Hi All,
we are most probably facing an issue we can't pinpoint. We are in the process of closing our Firepower deployment and in the last couple of weeks we enabled Firepower services in one of our top talker locations, plus three small ones, for which we were expecting a bump, in terms of Splunk license usage, of about 15-17GB daily.
In reality Splunk's license usage remained pretty much the same before and after the migrations (101-102GB daily).
We checked already the sensors and all of them are correctly reporting to the FMC, but for some still unclear reasons seems that the amount of log data that are daily produced by the other sensors proportionally decreased in order to accommodate the new entries and contextually not exceeding the 101-102GB.
I know that this sounds like a "Stranger Things" episode, but I would appreciate if anyone already experienced a similar issue..
Thank you.
Dom
Makes no sense to me either. Cisco TAC can probably provide guidance on how to look at the sensor-based event rates.
There is no 'elastic' mechanism in the Firepower solution that throttles events on one sensor as a function of what's happening on another.
A new version of eNcore for Splunk is in development. We expect much higher event rates will be supported.
Targeting Late April for posting the new version.,A new eNcore for Splunk which will support much higher event rates is in development. Late April we expect to post an updated version.
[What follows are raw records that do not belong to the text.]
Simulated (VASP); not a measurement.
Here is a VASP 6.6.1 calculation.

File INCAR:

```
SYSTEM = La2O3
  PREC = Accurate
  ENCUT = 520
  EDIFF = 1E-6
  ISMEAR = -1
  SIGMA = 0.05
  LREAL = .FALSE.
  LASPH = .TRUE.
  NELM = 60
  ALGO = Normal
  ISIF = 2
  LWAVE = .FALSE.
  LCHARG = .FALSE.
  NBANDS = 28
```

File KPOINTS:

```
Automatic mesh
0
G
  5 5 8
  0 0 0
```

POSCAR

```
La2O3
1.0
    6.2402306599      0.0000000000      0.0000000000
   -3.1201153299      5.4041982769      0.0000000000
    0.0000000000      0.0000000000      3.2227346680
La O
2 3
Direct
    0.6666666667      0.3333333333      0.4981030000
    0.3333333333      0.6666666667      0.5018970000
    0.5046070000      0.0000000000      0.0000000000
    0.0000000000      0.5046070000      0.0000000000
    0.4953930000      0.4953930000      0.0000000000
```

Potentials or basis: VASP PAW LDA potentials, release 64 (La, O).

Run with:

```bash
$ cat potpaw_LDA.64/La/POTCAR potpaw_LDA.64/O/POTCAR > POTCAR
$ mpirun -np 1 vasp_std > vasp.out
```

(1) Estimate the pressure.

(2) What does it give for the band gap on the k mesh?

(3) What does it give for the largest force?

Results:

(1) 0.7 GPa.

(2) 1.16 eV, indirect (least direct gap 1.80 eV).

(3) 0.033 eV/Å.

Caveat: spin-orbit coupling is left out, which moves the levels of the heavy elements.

We faced a similar issue, both with the old eStreamer perl Splunk app and the new eStreamer eNcore python one. Reported it about a year ago.
One CPU running the python script maxed at 100% with either app.
The log files that the app writes have up-to-date file names (the file names include the date), but the events inside the files gradually get more and more delayed until there is a gap in the logs.
Try this search to see if there are gaps in your logs (select visualization tab):
earliest=-1d sourcetype="cisco:estreamer:data"
| timechart count span=15m
Looked like a square wave for us... lots of events for a few hours, then a gap for about an hour of none.
I edited the python to make it multiprocess and was able to get rid of the issue, and get all my logs on time. More of a proof of concept than production code, though... I don't have the time to do the code changes properly, but I had to get it working because we don't have the bandwidth to use syslog (doubles bandwidth usage if you are also sending logs to FMC). I did provide the proof of concept code to Cisco in September 2017.
If you can, just use syslog until they get this working. Seems to be what most folks do.
jtalpash, when you speak of syslog are you talking about normal ASA syslog or is there a method of extracting syslog from the FMC?
Within the Access Control Policy on the FMC we can configure Syslog logging. Unfortunately this gets sent from the FirePOWER sensors and not from the FMC.
It's not the same as the ASA syslog, though.
There is an updated version available... we're in the process of testing it.
Is there a reason your using file creation time rather than the event_sec field for the timestamp? We found this to be causing issues on out side anytime the Access Control Policy Metadata event was logged which didn't have the event_sec field. Splunk would then stop indexing the files.
We made several changes which seem to have helped:
1. Changed the monitor input to batch and set to sinkhole. I couldn't come up with a reason to wait for the cleanup script to run and would just rather Splunk deletes the files after indexing.
2. Since we found no value in the Access Control Policy Metadata events, and they didn't have the event_sec field, we excluded these events in estreamer.conf by adding "145" to the exclude section of the records handler.
After making these two changes our setup has been running fairly smooth event with a single CPU core maxed out. We will see how things go once we add additional locations in the coming months.
Exactly, same shape for us as well. Unfortunately Syslog is our last resort, but we would try the modified script/scripts first. Would you mind to share it/them? We have no Python knowledge so we don't know exactly what to change. If tested and working for you, without incurring in race conditions, would be a great option meanwhile we wait for the official update.
Makes no sense to me either. Cisco TAC can probably provide guidance on how to look at the sensor-based event rates.
There is no 'elastic' mechanism in the Firepower solution that throttles events on one sensor as a function of what's happening on another.
After troubleshooting with TAC, they pinpointed the issue to the python script that is retrieving the Connection Events from FMC. Particularly, the single python process is fully utilizing one CPU only when should be, due to the high log volume, developed differently. I trust you are aware of this issue and we are looking the new release.
Definitely aware. Met with your colleague at C Live last week.
Doug,
Let me know if you need any help testing/troubleshooting. We have a Splunk lab instance setup and are generating several million connection events daily with plans to grow significantly this year. Currently our FMC3500's only retain ~8 days worth of connection events event with the FMC internal DB setting increased to 350 million events. We've worked with you on this issue in the past and found the bottleneck has been the single threaded python script. We'd love to get this data into Splunk in a near real-time fashion.
Great work your doing on the add-on, let us know how to help.